Asking prices for London homes showed their first annual increase since 2017 this month, as the Brexit-battered market started to show signs of life.
New seller prices were up 1.3 per cent from a year earlier, property website Rightmove said in a report published Monday. They eased just 0.1 poer cent on the month, the smallest decline for any August since 2006.
Rightmove said a shortage of supply is helping to underpin prices, with the number of new sellers down almost 11 per cent on the year. Meanwhile, sales agreements jumped in what is normally a slow month, suggesting buyers and sellers alike are now taking the plunge after years of waiting for Brexit to be resolved.
“It’s been three years since the vote and Brexit fatigue has kicked in,” Chris Osmond, sales director at London-based estate agent JOHNS&CO, said in a comment accompanying the report. “After all, life goes on and you can only put plans on hold for so long. We’ve also seen the number of vendors wanting to cash in on long-held investments increase.”

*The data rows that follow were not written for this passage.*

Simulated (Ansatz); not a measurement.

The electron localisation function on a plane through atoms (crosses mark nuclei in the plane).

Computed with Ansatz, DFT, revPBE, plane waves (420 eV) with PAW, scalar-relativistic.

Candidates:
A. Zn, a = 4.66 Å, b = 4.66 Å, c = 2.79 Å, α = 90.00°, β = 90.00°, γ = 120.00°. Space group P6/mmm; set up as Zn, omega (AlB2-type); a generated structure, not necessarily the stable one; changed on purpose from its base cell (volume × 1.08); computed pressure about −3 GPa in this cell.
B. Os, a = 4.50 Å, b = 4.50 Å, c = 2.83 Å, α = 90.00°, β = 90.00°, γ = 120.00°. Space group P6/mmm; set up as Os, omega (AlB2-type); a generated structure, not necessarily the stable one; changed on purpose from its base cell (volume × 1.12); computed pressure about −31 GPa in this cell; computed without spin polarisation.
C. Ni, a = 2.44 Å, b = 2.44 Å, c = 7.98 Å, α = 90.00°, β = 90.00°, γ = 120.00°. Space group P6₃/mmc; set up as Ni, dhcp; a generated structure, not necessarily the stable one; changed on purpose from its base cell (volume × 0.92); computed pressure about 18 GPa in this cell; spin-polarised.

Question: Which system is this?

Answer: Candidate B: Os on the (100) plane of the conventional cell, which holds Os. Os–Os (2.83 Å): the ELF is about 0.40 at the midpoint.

August also saw the largest number of sales nationwide in four years. Rightmove director Miles Shipside said that uncertainty ahead of the October 31 Brexit deadline had potentially encouraged homeowners to sell earlier in the year than normal.
Chancellor of the Exchequer Sajid Javid is mulling stamp duty reforms for UK home sellers as part of a budget due later this year, he told The Times in an interview published on Saturday.
While the newspaper reported that tax burden would be shifted from home buyers to sellers to give larger tax bill for those who have benefited from rising property prices, Javid later said he won’t support that in a tweet. Nevertheless, “we need bold measures on housing”, he said.
The property market has struggled in the recent years, with the prospect of Britain leaving the European Union weighing on prices. London has been particularly badly affected. A separate report by Acadata found house prices in the capital barely rose in the year through June, with several areas losing more than 10 per cent.
Across the country, the picture is mixed. Asking prices were lower than a year earlier in the south-east and the south-west, while northern England, Scotland and Wales - regions where house prices are cheaper on average - showed solid increases, according to Rightmove.